As more venture back into risk assets, fixed-income investors are picking up high-yield, speculative-grade corporate bond exchange traded funds.
Among the most popular ETF picks over the past week, the iShares iBoxx $ High Yield Corp Bond ETF (HYG) attracted close to $1.2 billion in net inflows, according to VettaFi data.
“High-yield bond funds are getting inflows due to enthusiasm that the U.S. economy will avoid a recession or if it does have one, that it will be mild,” Thomas Samuelson, chief investment officer at Vineyard Global Advisors, told Bloomberg. “Less severe recessions cause less stress on corporate cash flows and thus fewer defaults of riskier high-yield bonds.”
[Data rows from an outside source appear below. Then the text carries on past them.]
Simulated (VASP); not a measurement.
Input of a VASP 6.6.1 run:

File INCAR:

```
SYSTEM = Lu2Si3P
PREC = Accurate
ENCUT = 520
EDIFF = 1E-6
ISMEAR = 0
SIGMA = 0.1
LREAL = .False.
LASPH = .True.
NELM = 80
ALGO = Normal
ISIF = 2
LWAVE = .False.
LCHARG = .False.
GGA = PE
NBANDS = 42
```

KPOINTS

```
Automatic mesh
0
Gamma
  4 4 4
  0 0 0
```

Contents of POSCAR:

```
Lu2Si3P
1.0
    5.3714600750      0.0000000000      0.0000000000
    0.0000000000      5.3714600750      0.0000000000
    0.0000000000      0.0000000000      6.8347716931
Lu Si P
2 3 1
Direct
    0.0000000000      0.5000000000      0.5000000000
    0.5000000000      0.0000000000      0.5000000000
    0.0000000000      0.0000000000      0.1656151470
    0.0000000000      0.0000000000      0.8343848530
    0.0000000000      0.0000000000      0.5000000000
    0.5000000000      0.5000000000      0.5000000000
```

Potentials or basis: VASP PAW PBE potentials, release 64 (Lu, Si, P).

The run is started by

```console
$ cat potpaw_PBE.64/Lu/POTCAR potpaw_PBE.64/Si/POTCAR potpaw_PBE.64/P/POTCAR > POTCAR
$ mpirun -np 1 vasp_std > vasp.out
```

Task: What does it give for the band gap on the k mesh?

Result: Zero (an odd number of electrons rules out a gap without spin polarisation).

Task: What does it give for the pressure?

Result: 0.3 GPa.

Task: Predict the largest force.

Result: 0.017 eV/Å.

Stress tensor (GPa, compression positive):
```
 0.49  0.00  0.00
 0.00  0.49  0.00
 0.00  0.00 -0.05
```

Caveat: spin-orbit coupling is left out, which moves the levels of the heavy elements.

Marty Fridson, chief investment officer of Lehmann Livian Fridson Advisors, pointed out that with junk bond yields trading around 6%, the speculative-grade credit segment is now trading at distressed levels, compared to the more dire straits back on July 5 when yields were as high as 11.6%, the Financial Times reported. Bond yields and prices have an inverse relationship, so falling yields correspond with rising prices.
Fixed-income investors have dumped high-yield debt, alongside other risk assets, after inflation soared and the Federal Reserve embarked on an aggressive monetary policy tightening outlook to rein in high consumer prices, which some warned could have led to an economic recession.
“Credit, like equities, is a simple animal,” Michael Hartnett, chief investment strategist at Bank of America Global Research, told the Financial Times. “As interest rates were going up and corporate earnings were going down, the first six months of this year was an environment where spreads widened dramatically.”
However, things seem to be turning around or at least are less doom and gloom after the latest inflation data showed a slowdown in consumer prices.
“Over a strikingly short interval, high-yield investors [have come] around to believing inflation is sufficiently under control that the Fed [will]not have to hike interest rates dramatically enough to trigger a deep recession,” Fridson told the Financial Times. “Time will tell whether they were correct in changing their views on that matter.”